The decisions that shaped what shipped
What we saw
Agents weren't asking for "nicer text." They were trying to answer 5 questions fast: what happened, what was tried, what changed, what's in attachments, what's next.
What we chose
A structured, scannable summary that still carries enough context to reduce manual searching. Depth calibrated to the questions agents actually ask at handoff.
If the summary forces verification, it adds work. Depth is not a preference, it's a trust threshold.
What we saw
When agents couldn't immediately find the output, they assumed the feature failed and re-clicked. Not because the model was slow. Because the UI gave no signal.
What we chose
Treat discoverability as a requirement. Place the summary close to where decisions happen and make its presence obvious when new data arrives.
In real support work, "out of sight" becomes "not reliable," even if the model output is fine.
What we saw
Agents naturally tried again when something felt missing, especially during handoff and near closure. That behavior is feedback, not misuse.
What we chose
Support refresh, but remove uncertainty with strong "new data" signals and visible "what changed" so agents know exactly what the regeneration captured.

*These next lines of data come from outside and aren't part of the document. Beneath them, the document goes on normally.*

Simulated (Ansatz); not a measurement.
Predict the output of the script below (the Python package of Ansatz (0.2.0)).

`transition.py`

A summary that quietly updates creates doubt. A refresh model without clarity creates thrash.
What we saw
Agents want to correct wording, fill gaps, and reuse content in work notes. But teams need clarity on what is AI and what is human when that content enters the record.
What we chose
Allow human correction with explicit attribution when reused, so the system stays trustworthy without blocking efficiency.
This is the decision that determines whether AI stays a "reference card" or becomes workflow-native documentation support.